It took him that long?

When the clock hit 0:00, Olajuwon and Shaquille O’Neal embraced, and Clyde Drexler, Mario Elie and Tracy Murray hugged. Fireworks went off inside the building and confetti dropped from the ceiling. Sam Cassell--two years in the NBA, two championship rings--held up an advance copy of today’s Houston Chronicle with the headline TWO-RRIFIC!!

The fun was just beginning.

Inside, a few minutes later, Kenny Smith rushed the interview podium and blindsided Drexler with a champagne shower, knocking Drexler to the floor.

Olajuwon, whose 131 points broke the finals record for scoring in a four-game series, took a seat next to Drexler and, in reference to their stunning championship loss to North Carolina State as teammates at the University of Houston, said in a low voice: “Finally.”

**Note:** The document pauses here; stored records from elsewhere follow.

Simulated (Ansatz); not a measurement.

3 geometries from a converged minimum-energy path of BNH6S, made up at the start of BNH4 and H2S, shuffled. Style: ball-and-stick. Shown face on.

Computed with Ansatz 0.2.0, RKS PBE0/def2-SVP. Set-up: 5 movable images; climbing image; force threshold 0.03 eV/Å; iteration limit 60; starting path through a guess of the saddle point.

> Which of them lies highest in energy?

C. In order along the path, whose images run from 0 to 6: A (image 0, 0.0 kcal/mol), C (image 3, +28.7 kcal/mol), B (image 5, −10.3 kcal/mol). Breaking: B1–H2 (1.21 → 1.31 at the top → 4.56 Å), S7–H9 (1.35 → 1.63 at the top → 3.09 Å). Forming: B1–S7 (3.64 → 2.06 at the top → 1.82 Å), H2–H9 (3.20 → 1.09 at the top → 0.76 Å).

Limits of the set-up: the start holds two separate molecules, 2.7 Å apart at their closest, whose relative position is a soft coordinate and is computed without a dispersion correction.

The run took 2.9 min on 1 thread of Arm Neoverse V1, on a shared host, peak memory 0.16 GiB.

Phi Slamma Jamma, the post-graduate years. You mean all college reunions aren’t like this?

“It was something that was great to behold,” Drexler said of the playoff run that included surviving elimination five times. “And great to be apart of.”

The Rockets became only the sixth team to sweep in the finals and the first since Detroit dumped the injury-riddled Lakers in 1989. By going from 47-35 in the regular season, only 10th best in the league, they became the third-worst team by percentage to earn a title. The only champion since the 1960s with fewer victories was Washington, at 44-38 in 1977-78.

The Magic, reaching for something productive to come out of this disaster, said it took solace in getting here. For effect, players and coaches huddled on the court amid the celebration to remember what the moment felt like, not to retain the frustration for next season, but to see how good it can feel to win.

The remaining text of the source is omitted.